More rights than one might think



World History

Islam and Women’s Rights

More rights than one might think

Some Americans believe that Muslim women are oppressed by their religion, forced to cover themselves completely, denied education and other basic rights. It is true that Muslim women, like women all over the world, have struggled against inequality and restrictive practices in education, work force participation, and family roles. Many of these oppressive practices, however, do not come from Islam itself, but are part of local cultural traditions. (To think about the difference between religion and culture, ask yourself if the high rate of domestic violence in the United States is related to Christianity, the predominant religion.)

The Quran explicitly states that men and women are equal in the eyes of God. Furthermore, the Quran:

• forbids female infanticide (practiced in pre-Islamic Arabia and other parts of the world)

• instructs Muslims to educate daughters as well as sons

• insists that women have the right to refuse a prospective husband

• gives women rights if they are divorced by their husband

• gives women the right to divorce in certain cases

• gives women the right to own and inherit property (though in Sunni Islam they get only half of what men inherit. Men are expected to care for their mothers and any unmarried female relatives, and would, it is reasoned, need greater resources for this purpose.)

• While polygamy is permissible, it is discouraged and on the whole practiced less frequently than imagined by Westerners.

The Quran and the role of women

As the Islamic state and religion expanded, interpretations of the gender roles laid out in the Quran varied with different cultures. For example, some religious scholars in ninth- and 10th-century Iraq were prescribing more restrictive roles for women, while elite women in Islamic Spain were sometimes able to bend these rules and mix quite freely with men. Some contemporary women -- and men as well -- reject the limitations put on women and are reinterpreting the Quran from this perspective.

The "veil"

The veil is often seen in the West as a symbol of Muslim women's subordinate position in society, but its meaning and use vary enormously in Muslim societies.
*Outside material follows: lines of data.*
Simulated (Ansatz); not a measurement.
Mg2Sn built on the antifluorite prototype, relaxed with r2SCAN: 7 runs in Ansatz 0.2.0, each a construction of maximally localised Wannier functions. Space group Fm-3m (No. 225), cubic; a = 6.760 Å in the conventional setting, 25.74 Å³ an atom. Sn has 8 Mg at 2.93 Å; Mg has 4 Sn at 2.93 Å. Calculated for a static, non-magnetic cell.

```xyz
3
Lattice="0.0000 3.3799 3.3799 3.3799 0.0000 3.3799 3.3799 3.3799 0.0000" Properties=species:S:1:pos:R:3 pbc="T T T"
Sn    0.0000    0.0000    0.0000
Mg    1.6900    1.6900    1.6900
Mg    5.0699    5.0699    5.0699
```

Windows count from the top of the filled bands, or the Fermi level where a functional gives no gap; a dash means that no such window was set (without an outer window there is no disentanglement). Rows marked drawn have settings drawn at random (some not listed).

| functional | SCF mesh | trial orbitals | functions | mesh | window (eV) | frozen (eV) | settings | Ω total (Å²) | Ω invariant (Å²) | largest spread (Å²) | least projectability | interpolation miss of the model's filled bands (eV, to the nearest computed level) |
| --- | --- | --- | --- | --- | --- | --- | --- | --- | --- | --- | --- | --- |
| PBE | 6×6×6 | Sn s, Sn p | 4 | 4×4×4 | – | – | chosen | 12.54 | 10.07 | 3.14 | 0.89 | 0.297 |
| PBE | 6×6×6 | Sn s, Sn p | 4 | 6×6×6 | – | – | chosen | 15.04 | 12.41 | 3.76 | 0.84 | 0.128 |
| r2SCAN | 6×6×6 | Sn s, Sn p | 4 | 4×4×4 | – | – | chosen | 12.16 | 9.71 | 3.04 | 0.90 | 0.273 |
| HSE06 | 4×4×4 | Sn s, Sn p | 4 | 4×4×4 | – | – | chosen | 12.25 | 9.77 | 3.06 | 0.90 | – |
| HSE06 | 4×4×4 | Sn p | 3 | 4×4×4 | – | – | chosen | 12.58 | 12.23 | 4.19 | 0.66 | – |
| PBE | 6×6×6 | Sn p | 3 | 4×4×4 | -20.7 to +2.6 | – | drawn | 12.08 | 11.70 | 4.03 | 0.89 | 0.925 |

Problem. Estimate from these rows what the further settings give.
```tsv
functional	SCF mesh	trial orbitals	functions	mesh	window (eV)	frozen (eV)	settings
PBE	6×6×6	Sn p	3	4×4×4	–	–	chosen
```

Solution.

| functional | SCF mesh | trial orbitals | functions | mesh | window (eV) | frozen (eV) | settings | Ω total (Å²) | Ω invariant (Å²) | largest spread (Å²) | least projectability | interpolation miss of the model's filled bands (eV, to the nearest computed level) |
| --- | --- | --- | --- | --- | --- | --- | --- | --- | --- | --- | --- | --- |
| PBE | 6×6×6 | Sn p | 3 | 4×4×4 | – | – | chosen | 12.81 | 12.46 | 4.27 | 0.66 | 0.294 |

• The Quran directs both men and women to dress modestly, but the actual interpretation and implementation of this rule varies enormously.

• Historically, the veil has been related to social class, not religion. The veil was first adopted from pre-Islamic Byzantine and Persian customs. In most areas, poor and rural women have covered themselves less than urban and elite women.

• Within Islam, head coverings (hijab) vary by culture. They range from loose scarves to veils and full-length coverings, such as the burqa worn by many Afghan women. There is also a new style called "Islamic dress," in which a loose coat is worn with a scarf tied over the hair. Head covering is not solely a facet of Islam, however, and women of many cultures and religions cover their heads in different ways.

• Veiling rules vary from country to country. In the modern period, strict laws about women's dress are often used to emphasize the religious orientation of a particular government, as in Iran or Saudi Arabia. On the other hand, Turkey does not allow women to wear the veil in public offices or universities because the Turkish state is committed to a more secular identity. The veil is also discouraged in Tunisia

Source:

MY BODY IS MY OWN BUSINESS By Naheed Mustafa (The Globe and Mail Tuesday, June 29, 1993)

I OFTEN wonder whether people see me as a radical, fundamentalist Muslim terrorist packing an AK-47 assault rifle inside my jean jacket. Or may be they see me as the poster girl for oppressed womanhood everywhere. I'm not sure which it is.

I get the whole gamut of strange looks, stares, and covert glances. You see, I wear the hijab, a scarf that covers my head, neck, and throat. I do this because I am a Muslim woman who believes her body is her own private concern.

Young Muslim women are reclaiming the hijab, reinterpreting it in light of its original purpose to give back to women ultimate control of their own bodies.

The Qur'an teaches us that men and women are equal, that individuals should not be judged according to gender, beauty, wealth, or privilege. The only thing that makes one person better than another is her or his character.

Nonetheless, people have a difficult time relating to me. After all, I'm young, Canadian born and raised, university educated why would I do this to myself, they ask.

Strangers speak to me in loud, slow English and often appear to be playing charades. They politely inquire how I like living in Canada and whether or not the cold bothers me. If I'm in the right mood, it can be very amusing.

But, why would I, a woman with all the advantages of a North American upbringing, suddenly, at 21, want to cover myself so that with the hijab and the other clothes I choose to wear, only my face and hands show?

Because it gives me freedom.

WOMEN are taught from early childhood that their worth is proportional to their attractiveness. We feel compelled to pursue abstract notions of beauty, half realizing that such a pursuit is futile.

When women reject this form of oppression, they face ridicule and contempt. Whether it's women who refuse to wear makeup or to shave their legs, or to expose their bodies, society, both men and women, have trouble dealing with them.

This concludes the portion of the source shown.